Please appreciate the subtle beauty of the American Catbird.
What’s a catbird, you ask???
Ask my cat. He will tell you. A catbird is:
Easy to catch
Fun to kill
Good to eat.
My cat (meowmeow) knows. He has killed dozens of them over the years. No more, though, if I can help it.
Why would a machinery-driving, Harley-driving, pickup truck owner care about a stupid bird???
Dunno, but the effects that a unique species has sometimes on an attentive human can change one’s life.
I can tell you how, over the years, this bird worked it’s song into my soul, and from there, into my being, and after I first heard the catbird song, I never ever forgot it. Here is the story for you if you have some time...
Meet meowmeow. 8 years old, and very capable of grabbing a bird out of the air seven feet off the ground with a flying leap, twisting through the air like an acrobat.
At first I was amazed. Then I was proud. As my affection for birds grew, my horror at their cruel senseless deaths increased exponentially.
Tonight, I caught on film, the courting ritual of two young lovers, second time this week. Catbirds in heat. Babies soon to follow, unless meowmeow finds its nest.
Evolution condemned them to short lives with their absolutely stupid nest locations- in scrubby brush close to the ground. Why, sweet lord, did you design them in this manner?
Couple-a years ago, when I was sawing wood after work, I stopped every half an hour or so to refuel and sharpen the chainsaw. When I did this, there was silence except for this sexy, half hour long songbird song high up in a tree.
I put the video on Facebook and asked if anyone knew what that bird was. The next day a lady identified it as a catbird. That’s the beginning of my story.
I wrote on that Facebook post how the bird sounded like a little old lady gossiping. It’s long song was unique, almost like a human dissertation on the foibles of politicians during crises that affect nations great and small. Coulda been about how the mailman disappeared into the neighbors house and came out 45 minutes later zipping up. That bird’s song was loud, It had words. It possessed numerous unique inflections that were deep and varied, exploring the depths of sound and tone. .........and language? Why does mankind always attempt to elevate above all other species? Why do we think we are the only ones with a language.
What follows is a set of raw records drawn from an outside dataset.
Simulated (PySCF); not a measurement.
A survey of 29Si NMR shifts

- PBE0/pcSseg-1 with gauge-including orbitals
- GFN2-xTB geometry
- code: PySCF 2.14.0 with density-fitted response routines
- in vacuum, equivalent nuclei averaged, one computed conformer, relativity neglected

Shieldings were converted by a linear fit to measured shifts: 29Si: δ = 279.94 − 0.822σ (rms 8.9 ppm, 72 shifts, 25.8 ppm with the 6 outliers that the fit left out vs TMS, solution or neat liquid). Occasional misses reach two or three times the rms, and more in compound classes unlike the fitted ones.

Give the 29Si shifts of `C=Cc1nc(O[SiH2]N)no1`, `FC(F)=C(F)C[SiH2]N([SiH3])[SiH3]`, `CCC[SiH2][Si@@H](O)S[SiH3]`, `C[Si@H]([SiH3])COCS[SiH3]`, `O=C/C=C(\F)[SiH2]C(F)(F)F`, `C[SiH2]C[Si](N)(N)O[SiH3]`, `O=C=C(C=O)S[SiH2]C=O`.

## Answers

Most birds repeat their songs over and over, but
NOT THE CATBIRD. Each song is a different entry into it’s album of life, recapping the days events for all to hear who understand its language, as well as for those who do not.
This realization that there was more to this bird species than a good meal for my cat dawned upon me, and ever since, I have noticed how little I actually know about my environment.
Last year, in the spring, I heard that song again at home and whipped out my phone and took this video:
When I took this video I wanted to get closer yet didn’t want to scare the bird away. I could actually see this bird as it sang, how often does that happen? Never.
When that lady identified the catbird, I was happy that I then knew 7 bird songs:
barn swallow (they no longer live at the nursery)
Wow. I can identify a whopping seven birds by their songs. How many live in Connecticut, five hundred species of birds? And I know seven by song?
Meowmeow now spends all daylight hours INSIDE. No excuses ever. If he gets out, I sneak up on him and re-incarcerate. I only let him out at night when it’s completely dark and no more bird songs. Safe in their nests hopefully. I now get up earlier and earlier to get him back in before he kills more at dawn.
I’m on the second year of his unwilling incarceration and I’m sticking to my guns despite the wailings of my son who claims “he is just doing what comes naturally!”
Last spring I actually caught a catbird caught by meowmeow and tried to save it from its injuries. I rammed the cat inside and carefully placed the almost-dead catbird in a coffee cup to cradle it upright, and left it there for hours. I never saw it fly away nor drop dead, and I searched for its body but couldn’t find it. The pessimist in me feels it died and fell inconspicuously into the leaves below the grill. The realist in me knows it died. I never wish to go through that ever again.
Avondale redbud lit by early sun on my way to work this morning. I drove past it, got to the mailbox, slammed it into reverse and snapped this picture as I thought-
“I’ll never ever see this moment in time ever again”
If there ever were a good example of realizing that moments in time are fast-fleeting and unique to that particular one moment, this is it.
And if there were ever a moment in time to STOP YOUR LIFE and review how it’s being lived, this is it. There IS a silver lining to this epidemic (even as we all worry about dying), and it is the silence and peace that the lockdown has afforded us.
In the morning, because there are no cars making so much noise, I can hear birds. BIRDS!!! Thousands of them, or at least dozens that sound like thousands. I see bluer skies with no contrails. I drive less, sometimes not at all some days. Gas lasts forever now in the tank. I don’t spend money.
There’s less stress at work. People seem more considerate.